As a child Virginia she saw her mother commit suicide. It is the kind of traumatic incident that is not especially unusual in the world of the giallo, but for the fact that Virginia was in Florence, Italy at the time and her mother Dover, England.
“Mummy!”; compare to the death of Jill's mother in The Beyond
Just like the killer's demise at the end of Don't Torture a Duckling
After almost 20 years Virginia (Jennifer O'Neill) has managed to just about put the memory behind her, and is newly married to Francesco (Gianni Garko). As he departs on a business trip, Virginia travels out to his villa in the country, which she plans to redecorate.
En route, she has a vision of a middle-aged woman being buried alive by a bearded man with a limp. Arriving, she is shocked to discover the place looks exactly like the one she has just seen in her mind's eye. Worse, there is a skeleton behind one of the walls.
Note how a couple of clergy dressed in red 'just happen' to walk past to provide another instance of colour association
From the skeleton, the police are able to determine that the victim was aged around 25 and was murdered around five years previously. It soon emerges that Francesco's lover Agnesi disappeared about this time. Unable to provide a satisfactory alibi – he left for the US shortly after, but still had a window of opportunity – and with Virginia's visions obviously inadmissible, he is arrested on suspicion of murder.
Virginia, aided by her parapsychologist friend Luca (Marc Porel) and sister-in-law Gloria (Ida Galli / Evelyn Stewart), thus sets out to locate the limping man in her vision and prove her husband's innocence.
While it is probable that the commercial success of Deep Red played some part in Lucio Fulci's decision to not only return to the giallo after a five year absence but also introduce a supernatural / fantastical element to the proceedings, it would be a mistake to label Murder to the Tune of Seven Black Notes / The Psychic as nothing more than a rip-off.
Rather, it seems to have been one of his more personal, committed projects whose failure to find an audience is perhaps less a reflection of weaknesses as confounding preconceptions as to what a Fulci film is.
The pre-credits suicide sequence is pivotal in this regard. The slow-motion shots of Virginia's mother smashing off the rocks are the kind of shock images that grab you and makes you wonder where the film-maker is going to take you next, especially if you know that his previous giallo, Don't Torture a Duckling, had ended with pretty much the same shots.
As it turns out, however, the remainder of the film performs something of an about face, presenting a paucity of violent set pieces likely to disappoint anyone coming to it with expectations raised (retroactively we must remember) by the likes of The Beyond or The New York Ripper.
Nevertheless, as the immediate referencing of Don't Torture a Duckling also indicates, the film is otherwise of a piece with Fulci's other horror and giallo work.
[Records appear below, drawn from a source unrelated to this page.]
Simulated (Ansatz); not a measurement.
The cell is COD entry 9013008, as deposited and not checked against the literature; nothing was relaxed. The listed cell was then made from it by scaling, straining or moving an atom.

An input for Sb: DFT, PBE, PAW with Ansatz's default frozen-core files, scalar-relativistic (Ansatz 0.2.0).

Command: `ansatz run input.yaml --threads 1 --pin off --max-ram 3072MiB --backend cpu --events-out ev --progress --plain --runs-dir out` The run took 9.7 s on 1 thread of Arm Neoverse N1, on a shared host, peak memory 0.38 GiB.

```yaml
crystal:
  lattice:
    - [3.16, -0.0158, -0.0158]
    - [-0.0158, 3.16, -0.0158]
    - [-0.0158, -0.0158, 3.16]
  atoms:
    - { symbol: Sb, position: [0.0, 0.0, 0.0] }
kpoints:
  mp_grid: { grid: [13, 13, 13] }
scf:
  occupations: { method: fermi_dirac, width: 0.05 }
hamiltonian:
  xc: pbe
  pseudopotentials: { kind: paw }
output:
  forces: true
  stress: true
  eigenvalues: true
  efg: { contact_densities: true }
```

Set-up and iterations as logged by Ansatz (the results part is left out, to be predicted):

Stylistically Fulci uses the same panoply of devices – extreme close-ups and zooms, especially on and into the eyes; rack focus into or out of objects or characters such that figure becomes ground, the concrete abstract and vice-versa; down to the momentary bleaching out of the image by the police photographer's flashbulb as he photographs the crime scene as in A Lizard in a Woman's Skin. (If it isn't broken, don't fix it.)
Giallo brand cigarettes against a blue backdrop
Black and white as the crime scene is photographed
Thematically the film likewise turns on the same question of what the protagonist's dreams or visions mean and how they relate to past, present and future, reality and possibility, the main difference lying in the interpretive schema used, parapsychology rather than psychoanalysis; even if the hard-headed officers of the law in both films regard them as equally pseudo-sciences compared with the facts provided by their forensics.
The genre colour is also significant within the diegesis through the clues of the cigarette with a distinctive yellow paper and the livery of the cab seen by Virginia, as it turns out that Gloria smokes the former and that there were only 16 of the latter in the city at the time of Agnesi's disappearance.
The main question, one suspects, is whether this, combined with the assured performances – O'Neill a suitably fragile beauty, Garko disarmingly charming and Galli (in dubbing voice at least) bitchy yet protective – and restrained yet effective score from frequent Fulci collaborators Frizzi, Bixio and Tempera is sufficient.
Here one admits to not being so sure and to finding it more a film to be appreciated than enjoyed. Then again, this sense of hesitation and inability to decide – does the avoidance of gory set pieces make or break The Psychic? is a palette of seven black notes / tonalities sufficiently expressive? – is itself the hallmark of the fantastical.
It is perhaps this that ultimately marks the film out as a vital point in Fulci's filmography as the moment of transition from the rational world of the gialli that preceded it, where there has to be a reason / explanation for everything that happens, and the absurdist horrors that followed it, where the dead walk.
It is also worth noting in this context the way in which the pivotal moment in The New York Ripper, upon which the identification of the maniac hinges, again relies upon an ambiguous vision.
4 comments:
This is my favorite Fulci movie: captivating and extremely well architected, keeping the viewer guessing until the last minute. O'Neill is excellent and Garko is better than usual.
Fulci was a very talented film-maker, more so than his "Trilogy" indicates in my views, and it is too bad he did not churn out more movies like this (A Lizard... comes to mind as being broadly in the same vein). We will soon know if Una Sull'altra is as good!
By the way, Keith, I notice you seem to have seen the movie in a VHS version: there is an excellent French DVD available that has a very good transfer, maybe you should check it out/
Una Sull'altra is good - if Lizard in a Woman's skin is Fulci's take on Bird with the Crystal Plumage, it is his version of Vertigo. The only thing that lets it down, in my opinion, is the final resolution, which wasn't as uncompromising as I like.
I saw Una Sull'altra via video. Does your remark indicate that there is a DVD of it to add to the shopping list along with the French Sette note in nero disc - thanks for the heads up on this - to replace my Japanese sourced video with burned in subtitles.
The DVD of "One on Top of the Other" is coming out in the US later this month under the title of "Perversion Story". Severin Films is putting it out, and this will be its first (legitimate) DVD release.
The French DVD of "Seven Notes in Black" is very nice, but alas lacks English audio support - not even subtitles. This is a film that I definitely think benefits from being watched in English, given that it contrasts the native English speech of Jennifer O'Neill with the heavily Italian-accented speech of the locals very effectively.
Neo Publishing who put out 7 Notes have also released a load of giallo titles lately including Spasmo,My Dear Killer,7 Bloodstained Orchids,Strip Nude for your Killer etc.Great to see all these on the shelves over here in France and there's obviously a market for them as new titles are appearing all the time.